Modeling Cutpoint for Noisy Covariate

Hi Everyone,

I’m trying to model when a signal, or covariate in this case , is “turned on”. You can think of some noisy process that can be used to predict the probability of an event taking place.

The DGP can be though of as:
\mu = \beta_0 + \beta_1 I(x > c)
y \sim bernoulli(\mu)

Here is some R code for the data generating process:


inv_logit <- function(u) 1 / (1 + exp(-u))

n <- 2e3
x_latent <- rlnorm(n, 5, 0.8)

cut_point <- 80
beta_0 <- -1
beta_1 <- 2.5

prob <- inv_logit(beta_0 + as.numeric(x_latent > cut_point) * beta_1)
y <- rbinom(n, 1, prob=prob)

model <- cmdstan_model('dynamic_cutpoints.stan')

stan_data <- list(
  N = n,
  x_latent = x_latent,
  y = y
)

fit <- model$sample(stan_data)

And the accompanying stan code:

data {
  int<lower=0> N;           // Number of observations
  vector[N] x_latent;         // Latent variable
  array[N] int<lower=0,upper=1> y; // Binary outcome
}

parameters {
  real cut_point;           // Cut point for latent variable
  real beta_0;              // Intercept
  real beta_1;              // Coefficient for latent variable
}

model {
  vector[N] alpha;

  // Define the linear predictor
  for (i in 1:N) {
    alpha[i] = beta_0 + (x_latent[i] > cut_point) * beta_1;
  }

  // Likelihood
  y ~ bernoulli_logit(alpha);

  cut_point ~ normal(80,5);  // Prior for cut_point
  beta_0 ~ normal(0, 5);       // Prior for beta_0
  beta_1 ~ normal(0, 5);       // Prior for beta_1
}

I’m getting an error where almost all of the transitions are hitting a maximum tree depth warning. But, the true parameters are recovered nicely.

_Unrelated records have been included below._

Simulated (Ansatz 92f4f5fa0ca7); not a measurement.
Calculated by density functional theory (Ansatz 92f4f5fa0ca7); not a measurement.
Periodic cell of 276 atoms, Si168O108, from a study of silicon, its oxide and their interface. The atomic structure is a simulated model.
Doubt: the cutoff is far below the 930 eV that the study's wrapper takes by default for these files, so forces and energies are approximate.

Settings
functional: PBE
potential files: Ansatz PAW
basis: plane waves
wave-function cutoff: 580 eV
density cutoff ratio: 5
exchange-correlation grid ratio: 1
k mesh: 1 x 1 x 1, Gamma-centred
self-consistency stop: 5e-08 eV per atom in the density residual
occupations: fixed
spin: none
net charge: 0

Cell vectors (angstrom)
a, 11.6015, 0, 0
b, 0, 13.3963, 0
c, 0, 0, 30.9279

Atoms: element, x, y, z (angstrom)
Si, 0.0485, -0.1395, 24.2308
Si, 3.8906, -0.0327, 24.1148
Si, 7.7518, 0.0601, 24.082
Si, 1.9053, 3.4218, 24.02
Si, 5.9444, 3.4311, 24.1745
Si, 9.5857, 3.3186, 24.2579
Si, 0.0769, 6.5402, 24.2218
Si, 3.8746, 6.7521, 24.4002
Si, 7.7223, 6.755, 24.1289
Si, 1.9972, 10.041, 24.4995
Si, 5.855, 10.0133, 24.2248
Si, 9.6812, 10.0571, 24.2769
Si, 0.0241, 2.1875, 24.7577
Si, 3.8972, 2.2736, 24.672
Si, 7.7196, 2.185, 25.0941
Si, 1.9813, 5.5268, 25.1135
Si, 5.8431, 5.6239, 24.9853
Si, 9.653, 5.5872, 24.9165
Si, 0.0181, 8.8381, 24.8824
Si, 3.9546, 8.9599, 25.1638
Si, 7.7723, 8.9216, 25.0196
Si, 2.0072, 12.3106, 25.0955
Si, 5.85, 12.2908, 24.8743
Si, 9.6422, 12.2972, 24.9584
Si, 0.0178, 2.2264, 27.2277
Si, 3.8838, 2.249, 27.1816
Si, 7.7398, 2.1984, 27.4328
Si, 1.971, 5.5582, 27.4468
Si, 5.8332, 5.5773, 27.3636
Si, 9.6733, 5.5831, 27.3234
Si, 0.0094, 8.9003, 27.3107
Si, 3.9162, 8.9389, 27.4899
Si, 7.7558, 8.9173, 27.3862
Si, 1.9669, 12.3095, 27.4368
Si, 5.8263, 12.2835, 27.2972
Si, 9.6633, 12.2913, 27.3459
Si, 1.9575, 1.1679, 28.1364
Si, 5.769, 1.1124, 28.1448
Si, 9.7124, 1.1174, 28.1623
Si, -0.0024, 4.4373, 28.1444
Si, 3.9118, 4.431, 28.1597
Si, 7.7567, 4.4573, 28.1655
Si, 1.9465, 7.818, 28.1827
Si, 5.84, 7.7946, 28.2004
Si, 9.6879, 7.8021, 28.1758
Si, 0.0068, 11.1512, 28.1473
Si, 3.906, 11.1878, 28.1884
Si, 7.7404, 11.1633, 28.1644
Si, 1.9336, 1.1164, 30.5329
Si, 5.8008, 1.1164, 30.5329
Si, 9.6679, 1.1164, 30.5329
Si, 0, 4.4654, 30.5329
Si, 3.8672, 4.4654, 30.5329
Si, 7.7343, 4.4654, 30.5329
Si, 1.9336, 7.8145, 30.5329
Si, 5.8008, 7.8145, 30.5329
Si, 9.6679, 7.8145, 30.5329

There is also the issue of the high \hat{R}, implying poor mixing - confirmed by the pairs plot:

I’ve poked around and haven’t found related topics or literature. Wondering if anyone has used this technique or knows an alternative parameterization that Stan might like better.

Thanks!

You won’t find many DGPs like that, and if the underlying continuous variable is noisy, dichotomization will turn small quantitative errors into giant qualitative errors.

1 Like

Thanks for the reply Frank!

I’ve banged the mantra to “never dichotomize your continuous variables” into my head, I just wasn’t sure if there is any leeway when the majority of the information a variable contains is noise. But the way you described it is very helpful.

Thanks again!

1 Like

Purely from a computational perspective, the problem is that the likelihood function is discontinuous whenever the value of the cutpoint parameter passes the location of one of the datapoints in x_latent. There may be some super slick trick to compute this, but absent that, there are two options for making this more tractable.

One is to brute-force marginalize over the the discrete possibility that the cutpoint is between any particular two values of the (ordered) x_latents. This could be effective if the length of the unique values of x_latent is not too long (but I would think you’d be ok at least up to hundreds or low thousands of x_latents, maybe more).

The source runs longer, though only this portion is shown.